If you work for the Hinds County Sheriff Office, you got some good news and some bad news this morning.
In a move that seemed to catch fellow supervisors and Sheriff Tyrone Lewis off guard, District 5 Supervisor Kenneth Stokes successfully proposed removing $2.5 million from the sheriff's budget to pay for raises and add to the county's cash reserves.
Of that amount, Stokes asked that $1 million go toward giving all county employees, including those in the sheriff's office, $100 per month raises and that another $1 million be applied to the reserve fund for a total reserve of $1.75 million.
Stokes, the board's vice president, ran the meeting in the absence of board president and District 1 Supervisor Robert Graham, who participated via speakerphone.
Graham called the proposed budget reduction tantamount to a layoff that could result in a crime spike.
But Stokes and District 4 Supervisor Phil Fisher, who seconded Stokes' motion, said because the sheriff's office is only charged with policing the county's unincorporated areas, that the municipalities should step in and do their parts to keep crime in check.
Stokes, a former Jackson city councilman, said that the city of Jackson's police budget of $42 million roughly equals the county's entire operating budget of $52 million.
"If anything, the city should be out in the county helping us, not us helping the city," Stokes said.
Midway through the otherwise mundane proceedings that included a reappointment to the Jackson-Hinds Library Systems Administrative Board and discussion on the county's lack of participation in the Miss Mississippi pageant, Lewis and a cadre of aides showed up in the county board chambers in the Chancery Court building.
District 3 Supervisor Peggy Hobson Calhoun reminded her colleagues that the county continues struggling to comply with a court order to maintain certain staff-to-inmate ratios at the county jail.
Calhoun pointed to the riot at the Raymond Detention Center in July as evidence of an understaffed jail. During the disturbance, about 183 inmates that populated the jail's Pod C flooded and took over at least one housing unit.
The county has since talked about replacing or fixing the jail, which sustained extensive damage during the riot.

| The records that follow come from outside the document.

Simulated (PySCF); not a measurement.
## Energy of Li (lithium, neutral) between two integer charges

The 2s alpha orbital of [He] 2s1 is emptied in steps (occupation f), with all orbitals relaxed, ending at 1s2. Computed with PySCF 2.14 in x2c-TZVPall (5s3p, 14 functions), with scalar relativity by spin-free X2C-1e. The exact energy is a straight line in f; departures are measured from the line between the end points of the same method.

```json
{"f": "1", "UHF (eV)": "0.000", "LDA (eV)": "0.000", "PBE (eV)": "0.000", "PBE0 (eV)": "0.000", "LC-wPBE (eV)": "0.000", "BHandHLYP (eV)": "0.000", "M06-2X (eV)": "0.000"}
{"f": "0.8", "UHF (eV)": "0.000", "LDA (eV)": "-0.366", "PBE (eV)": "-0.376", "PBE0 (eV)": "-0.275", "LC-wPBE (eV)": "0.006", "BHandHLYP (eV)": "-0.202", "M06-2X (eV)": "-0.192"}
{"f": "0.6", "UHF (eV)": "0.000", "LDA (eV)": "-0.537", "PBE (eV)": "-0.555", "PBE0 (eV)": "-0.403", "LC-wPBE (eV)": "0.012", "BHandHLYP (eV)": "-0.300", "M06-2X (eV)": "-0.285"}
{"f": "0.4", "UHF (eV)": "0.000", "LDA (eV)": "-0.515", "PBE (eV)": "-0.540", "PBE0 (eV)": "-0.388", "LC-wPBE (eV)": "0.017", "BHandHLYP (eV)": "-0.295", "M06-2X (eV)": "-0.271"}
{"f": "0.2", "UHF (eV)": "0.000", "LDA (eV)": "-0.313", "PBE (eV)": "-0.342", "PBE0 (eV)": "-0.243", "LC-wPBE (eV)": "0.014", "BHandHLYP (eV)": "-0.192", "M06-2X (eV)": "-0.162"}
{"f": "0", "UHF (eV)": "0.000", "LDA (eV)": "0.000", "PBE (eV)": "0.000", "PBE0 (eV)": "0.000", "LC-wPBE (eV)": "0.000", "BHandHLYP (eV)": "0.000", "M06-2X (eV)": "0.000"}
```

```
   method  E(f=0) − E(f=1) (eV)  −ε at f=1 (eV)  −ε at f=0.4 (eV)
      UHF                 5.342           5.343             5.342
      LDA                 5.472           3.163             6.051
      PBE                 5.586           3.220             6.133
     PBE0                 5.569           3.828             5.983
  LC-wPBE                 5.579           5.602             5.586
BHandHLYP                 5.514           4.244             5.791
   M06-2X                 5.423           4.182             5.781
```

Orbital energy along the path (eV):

Stokes countered Calhoun, saying the cuts he proposed would not affect the number of deputies working at the county jail. Calhoun said if the cuts led to more problems at the jail, the county could "end up paying through the nose" in legal costs.
"No matter how powerful you think you are, or what you think you are, you cannot ignore a court (order)," she told Stokes.
District 2 Supervisor Doug Anderson joined Stokes and Fisher in passing the cut; Graham and Calhoun voted no.
After the vote, Lewis told reporters that his office would have to examine the effects of the unexpected cuts.
"It's going to hurt big," Lewis said.